Before using them as intrinsic rewards, the agent needs to normalize them. This is done through a `_rnd_reward_normalizer`

:

self._rnd_reward_normalizer = None if rnd_normalize_rewards: self._rnd_reward_normalizer = tensor_normalizer.StreamingTensorNormalizer( tensor_spec.TensorSpec([], tf.float32), scope='normalize_rnd_reward')

Then, the agent uses these normalized loss as intrinsic rewards to compute returns and advantages.

intrinsic_rewards, _ = self.rnd_loss(normalized_observations, debug_summaries=self._debug_summaries) returns, normalized_advantages = self.compute_return_and_advantage( next_time_steps, value_preds, intrinsic_rewards=intrinsic_rewards)

Of course, the reward normalizer is updated after each update epoch.

# Update RND reward normalizer if self._use_rnd and self._rnd_reward_normalizer: # Use normalized observations when computing RND loss normalized_observations = self._observation_normalizer.normalize(time_steps.observation, clip_value=5) intrinsic_rewards, _ = self.rnd_loss(normalized_observations, debug_summaries=self._debug_summaries) self._rnd_reward_normalizer.update(intrinsic_rewards, outer_dims=[0, 1])

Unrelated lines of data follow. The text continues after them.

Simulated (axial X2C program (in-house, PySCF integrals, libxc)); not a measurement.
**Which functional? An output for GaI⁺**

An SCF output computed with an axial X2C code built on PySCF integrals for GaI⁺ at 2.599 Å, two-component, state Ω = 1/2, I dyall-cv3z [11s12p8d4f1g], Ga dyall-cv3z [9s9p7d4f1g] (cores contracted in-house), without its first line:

### Training RND Target Network

The purpose of intrinsic reward is to numerically represent the novelty of the input observation. Thus, by training the RND predictor network to minimize the MSE loss between the output of RND target network and RND predictor network, the RND predictor network minimizes intrinsic rewards (MSE loss) for observation (inputs) that are frequently seen.

The training code is very simple thanks to TensorFlow, and the training is done after the policy network is trained.

rnd_variables_to_train = self._rnd_network.trainable_weights rnd_grads = tape.gradient(loss_info.extra.avg_rnd_loss, rnd_variables_to_train) # Tuple is used for py3, where zip is a generator producing values once. rnd_grads_and_vars = tuple(zip(rnd_grads, rnd_variables_to_train))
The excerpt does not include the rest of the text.